(AP) - Scandalous
allegations involving sex, drugs and royalty were made public in a London court Tuesday when two men went on trial accused of trying to blackmail a member of
the British royal family with incriminating recordings.
But the most tantalizing detail -- the identity of the blackmail target --
remains a secret. A judge's order bans identifying him or any witnesses
in the case.
Ian Strachan, 31, and Sean McGuigan, 41, are charged with
demanding $100,000 from their victim to hand over video and audio recordings
containing a claim that he engaged in a sex act with another man.
Prosecutor Mark Ellison said one audio recording included an aide to the royal
"apparently asserting that the member of the royal family who employed him
had performed an act of oral sex on him."
Ellison told the jury of eight men and four women that the
recordings included "scandalous and disparaging remarks" about
various members of the royal family. He said that if made public, the material
could have caused "embarrassment and hurt" to the royal and his
extended family, as well as to his business and its customers.
Strachan claimed in a conversation recorded by police that
some of the material on the tapes "was very graphic and goes into a lot of
detail."
The royal was identified in court only as Witness A, and strict restrictions
are in place to protect his identity. Judge Jeremy Cooke has ordered
that the public be banned from the court during portions of the trial when some
audiovisual evidence is played.
Buckingham Palace has refused to comment on the case, but British media have reported
that the blackmail target is not a senior member of the family.
Ellison said Strachan and McGuigan were initially motivated by strong dislike
of the royal aide, identified as Witness D. Early in 2007, they used a mobile
phone to covertly record eight hours of audio and video footage of him.
The prosecutor said much of the footage showed the aide "drunk or under
the influence of other substances." In addition to the sex claim, the
footage shows Witness D apparently taking drugs - at one point allegedly using
a credit card from Harrods department store to cut lines of cocaine - and
making "disparaging remarks about various members of the royal family,"
Ellison said.
Ellison said the aide also made "allegations of impropriety as to how his
employer conducted aspects of his business."
Ellison said Strachan and McGuigan tried to sell the material on the recordings
to British newspapers for as much as $400,000. He said that when the
newspapers declined to pay, the defendants attempted to set up a meeting with
the royal to hand over the tapes in return for money.
Amid the negotiations, London police were called in by the
royal and his staff.
Strachan and McGuigan were arrested Sept. 11 in a police sting operation at a London hotel. An undercover detective posing as a royal aide contacted the
alleged blackmailers and arranged the meeting at the London Hilton on Park
Lane.
Both men deny blackmail, which carries a maximum sentence of
14 years in prison. McGuigan told police after his arrest that
"there was no question of extorting money out of people at all."

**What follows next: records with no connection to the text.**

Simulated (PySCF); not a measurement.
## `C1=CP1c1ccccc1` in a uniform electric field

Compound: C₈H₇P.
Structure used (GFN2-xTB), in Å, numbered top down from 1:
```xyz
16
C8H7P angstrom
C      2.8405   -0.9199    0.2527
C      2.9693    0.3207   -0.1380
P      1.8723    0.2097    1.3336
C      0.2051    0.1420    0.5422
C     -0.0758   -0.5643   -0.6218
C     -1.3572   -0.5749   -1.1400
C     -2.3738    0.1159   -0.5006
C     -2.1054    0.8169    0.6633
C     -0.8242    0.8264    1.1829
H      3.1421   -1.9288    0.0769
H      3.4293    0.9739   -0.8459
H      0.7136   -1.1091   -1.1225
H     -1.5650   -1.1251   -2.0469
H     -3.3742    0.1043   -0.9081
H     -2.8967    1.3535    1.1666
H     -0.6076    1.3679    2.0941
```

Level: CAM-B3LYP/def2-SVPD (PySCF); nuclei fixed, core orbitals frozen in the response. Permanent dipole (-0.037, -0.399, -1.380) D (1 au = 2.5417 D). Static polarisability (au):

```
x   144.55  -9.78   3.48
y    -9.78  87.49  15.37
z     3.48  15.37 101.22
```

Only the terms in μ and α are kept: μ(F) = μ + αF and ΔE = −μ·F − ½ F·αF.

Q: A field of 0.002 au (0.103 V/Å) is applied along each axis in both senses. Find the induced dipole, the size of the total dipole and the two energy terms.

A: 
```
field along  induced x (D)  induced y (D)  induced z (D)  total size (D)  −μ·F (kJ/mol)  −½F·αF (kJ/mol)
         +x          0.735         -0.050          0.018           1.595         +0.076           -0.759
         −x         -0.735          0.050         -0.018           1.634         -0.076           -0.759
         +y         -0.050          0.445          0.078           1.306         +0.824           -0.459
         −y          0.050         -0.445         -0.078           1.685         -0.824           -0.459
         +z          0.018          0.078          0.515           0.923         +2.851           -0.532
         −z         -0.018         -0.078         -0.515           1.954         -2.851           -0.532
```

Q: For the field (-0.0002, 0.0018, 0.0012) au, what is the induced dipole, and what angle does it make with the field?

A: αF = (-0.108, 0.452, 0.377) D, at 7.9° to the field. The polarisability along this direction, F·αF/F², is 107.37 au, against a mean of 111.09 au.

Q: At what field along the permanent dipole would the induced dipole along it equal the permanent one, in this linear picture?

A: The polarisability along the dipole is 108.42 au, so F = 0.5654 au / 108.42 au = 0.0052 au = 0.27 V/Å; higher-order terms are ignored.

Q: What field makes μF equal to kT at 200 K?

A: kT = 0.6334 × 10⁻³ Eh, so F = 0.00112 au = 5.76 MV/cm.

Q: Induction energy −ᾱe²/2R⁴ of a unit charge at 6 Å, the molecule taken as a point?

McGuigan said the men's motive was to "sort Witness D out for his actions
and what he did."
The prosecutor, however, said that "when you consider
what they each said and did as a whole ... the evidence proves that they were
both together engaged in blackmail."
Ellison told the jury that an expert who had examined the recording believed
that "the most sensational audio file" - the one with the sexual
allegation - "has been created by sections from different recordings being
edited together."
He told the jury that the key point for them should be not "whether the
material the defendants deployed was true or false, but the way it was
presented ... and whether it was used to make an unwarranted demand with
menaces with a view to their gain that amounted to the offense of
blackmail."
The trial is expected to last a month.